遞迴的主要目的是匹配平衡結構或巢狀結構。通用 regex 為 b(?:m|(?R))*e，其中 b 是結構的開頭，m 是結構中間可能出現的內容，而 e 是結構結尾可能出現的內容。為了得到正確的結果，b、m 和 e 中的兩個不應能匹配相同的文字。你可以使用原子群組來取代非擷取群組以提升效能：b(?>m|(?R))*e。

實際應用中，常見的範例是配對一組平衡的括號。 \((?>[^()]|(?R))*\) 配對一對括號，中間可以包含任何文字，包含無限個括號，只要它們都配對正確。如果主旨字串包含不平衡的括號，第一個正規表示式配對是從最左邊開始的一對平衡括號，它可能出現在不平衡的開啟括號之後。如果你想要一個正規表示式，在包含不平衡括號的字串中找不到任何配對，那麼你需要使用子常式呼叫來取代遞迴。如果你想要找到一連串多對平衡括號，並將它們視為單一配對，你也需要一個子常式呼叫。

遞迴與交替

如果平衡結構中間可能出現的內容，也可能在沒有開頭和結尾的情況下單獨出現，那麼通用的正規表示式為 b(?R)*e|m。同樣地，b、m 和 e 都需要是互斥的。 \((?R)*\)|[^()]+ 配對一對平衡括號，就像前一節的正規表示式。但它也配對任何完全不包含括號的文字。

此正規表示式在 Boost 中無法正確運作。如果正規表示式有交替而非在群組內，則 Boost 中的整個正規表示式遞迴只會嘗試第一個交替。因此，在 Boost 中 \((?R)*\)|[^()]+ 會比對任意數量的平衡括號，其任意深度嵌套且中間沒有文字，或完全不包含任何括號的文字。如果您翻轉交替，則 [^()]+|\((?R)*\) 在 Boost 中會比對不含任何括號的文字，或一對括號，其間包含不含括號的文字。在其他所有版本中，這兩個正規表示式會找到相同的比對結果。

Boost 的解決方案是將交替放入群組中。 (?:\((?R)*\)|[^()]+) 和 (?:[^()]+|\((?R)*\)) 會在支援遞迴的本教學課程中討論的所有版本中找到相同的比對結果。

About Regular Expressions » Regular Expressions Tutorial » Regular Expression Recursion

Regular Expression Recursion

Perl 5.10, PCRE 4.0, Ruby 2.0, and all later versions of these three, support regular expression recursion. Perl uses the syntax (?R) with (?0) as a synonym. Ruby 2.0 uses \g<0>. PCRE supports all three as of version 7.7. Earlier versions supported only the Perl syntax (which Perl actually copied from PCRE). Recent versions of Delphi, PHP, and R also support all three, as their regex functions are based on PCRE.

While Ruby 1.9 does not have any syntax for regex recursion, it does support capturing group recursion. So you could recurse the whole regex in Ruby 1.9 if you wrap the whole regex in a capturing group. .NET does not support recursion, but it supports balancing groups that can be used instead of recursion to match balanced constructs.

As we’ll see later, there are differences in how Perl, PCRE, and Ruby deal with backreferences and backtracking during recursion. While they copied each other’s syntax, they did not copy each other’s behavior. But these differences do not come into play in the basic example on this page.

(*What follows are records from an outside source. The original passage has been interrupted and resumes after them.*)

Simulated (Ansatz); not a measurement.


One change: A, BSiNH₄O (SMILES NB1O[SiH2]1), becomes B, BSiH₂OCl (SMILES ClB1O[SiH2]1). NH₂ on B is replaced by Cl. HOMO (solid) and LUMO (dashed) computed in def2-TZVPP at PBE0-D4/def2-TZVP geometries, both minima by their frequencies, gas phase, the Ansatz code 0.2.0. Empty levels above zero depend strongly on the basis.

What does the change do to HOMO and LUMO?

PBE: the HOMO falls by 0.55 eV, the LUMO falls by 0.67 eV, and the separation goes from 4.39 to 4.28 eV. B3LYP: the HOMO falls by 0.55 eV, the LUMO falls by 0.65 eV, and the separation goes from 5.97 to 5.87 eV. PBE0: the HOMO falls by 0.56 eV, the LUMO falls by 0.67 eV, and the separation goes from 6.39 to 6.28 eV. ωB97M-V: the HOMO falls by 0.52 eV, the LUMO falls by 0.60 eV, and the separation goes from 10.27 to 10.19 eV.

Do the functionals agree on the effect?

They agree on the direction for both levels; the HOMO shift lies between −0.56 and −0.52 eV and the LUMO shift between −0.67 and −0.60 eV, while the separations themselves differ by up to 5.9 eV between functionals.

Boost 1.42 copied the syntax from Perl. But its implementation is marred by bugs. Boost 1.60 attempted to fix the behavior of quantifiers on recursion, but it’s still quite different from other flavors and incompatible with previous versions of Boost. Boost 1.64 finally stopped crashing upon infinite recursion. But recursion of the whole regex still attempts only the first alternative.

Simple Recursion

The regexes a(?R)?z, a(?0)?z, and a\g<0>?z all match one or more letters a followed by exactly the same number of letters z. Since these regexes are functionally identical, we’ll use the syntax with R for recursion to see how this regex matches the string aaazzz.

First, a matches the first a in the string. Then the regex engine reaches (?R). This tells the engine to attempt the whole regex again at the present position in the string. Now, a matches the second a in the string. The engine reaches (?R) again. On the second recursion, a matches the third a. On the third recursion, a fails to match the first z in the string. This causes (?R) to fail. But the regex uses a quantifier to make (?R) optional. So the engine continues with z which matches the first z in the string.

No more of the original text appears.